Outdoors: Shandaken Tunnel cools water for Esopus Creek

The latest on the outdoors from The Recorder's Jerrod Vila

As a preface to the following, the Shandaken Tunnel connects the Gilboa Reservoir to the Esopus Creek, in essence, creating an almost mock tailwater like system.
The tunnel is 11.5 feet high and 10.2 feet wide and carries water 18 miles underneath many a mountain, where it subsequently cools prior to being released into the Esopus at “The Portal” located in the town of Allaben.

Upstream of this point to its headwaters around Big Indian, the Esopus is a typical freestone stream, succumb to warmer temperatures during the heart of the summer once all the snowpack is melted off and the many small tributaries that comprise it also become warm. 

However, below this point, albeit not the typical bottom release scenario directly below a large dam and reservoir, the Esopus basically becomes a tailwater stream with a healthy influx of cold water entering the stream. This convergence of cold water is critical to maintaining the Esopus as a year round sustainable trout fishery.
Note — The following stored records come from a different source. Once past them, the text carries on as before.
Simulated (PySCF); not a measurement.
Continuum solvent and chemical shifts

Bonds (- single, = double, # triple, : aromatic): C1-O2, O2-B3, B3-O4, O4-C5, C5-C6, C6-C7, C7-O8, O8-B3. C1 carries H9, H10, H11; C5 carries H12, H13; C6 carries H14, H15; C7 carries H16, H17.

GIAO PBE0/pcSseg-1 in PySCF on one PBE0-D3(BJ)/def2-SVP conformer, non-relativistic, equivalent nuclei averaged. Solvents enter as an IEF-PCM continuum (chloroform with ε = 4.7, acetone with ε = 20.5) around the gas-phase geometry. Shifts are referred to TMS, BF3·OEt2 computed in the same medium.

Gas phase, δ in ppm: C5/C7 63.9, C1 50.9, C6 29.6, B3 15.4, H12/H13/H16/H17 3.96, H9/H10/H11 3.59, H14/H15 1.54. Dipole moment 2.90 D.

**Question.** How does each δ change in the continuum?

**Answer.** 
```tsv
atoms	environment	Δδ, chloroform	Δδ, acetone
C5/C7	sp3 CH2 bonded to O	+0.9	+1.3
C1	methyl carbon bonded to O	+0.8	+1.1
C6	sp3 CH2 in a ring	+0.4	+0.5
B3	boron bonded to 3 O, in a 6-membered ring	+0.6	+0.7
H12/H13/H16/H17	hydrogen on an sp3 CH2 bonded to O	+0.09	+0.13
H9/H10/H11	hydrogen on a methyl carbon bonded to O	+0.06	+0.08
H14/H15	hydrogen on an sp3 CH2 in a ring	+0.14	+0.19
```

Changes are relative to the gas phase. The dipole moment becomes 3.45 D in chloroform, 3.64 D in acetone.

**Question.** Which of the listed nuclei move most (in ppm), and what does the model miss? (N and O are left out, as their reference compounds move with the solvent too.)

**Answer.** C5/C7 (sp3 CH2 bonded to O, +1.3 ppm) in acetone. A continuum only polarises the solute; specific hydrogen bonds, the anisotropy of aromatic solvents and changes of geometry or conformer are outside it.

The Department of Environmental Protection (DEP) has been working on a project to replace the gates that control the movement of water from Schoharie Reservoir into the Shandaken Tunnel. That work is being performed by specially trained divers deep within a shaft alongside the reservoir.

To keep the divers safe, the DEP installed a massive plug within the shaft to prevent water from moving into the tunnel. The plug was outfitted with a bypass pipe (think of it like a cup lid with a straw) to safely move a limited amount of water around the divers. The bypass pipe has a maximum capacity of about 100 million gallons per day.

Late last week, the DEP temporarily halted work on the project because of the dry, incredibly hot weather. This decision was made in consultation with the NYS Department of Environmental Conservation.

Last Thursday night, the Shandaken Tunnel was shut down to zero flow, allowing safe removal of the divers and their equipment. Flow was reduced starting at 3 p.m. and reached zero at about 8 p.m. The flow was then reactivated within the tunnel to a much higher flow than the smaller bypass pipe would allow. The additional water will provide a higher flow rate and maintain a cooler temperature in the Esopus Creek.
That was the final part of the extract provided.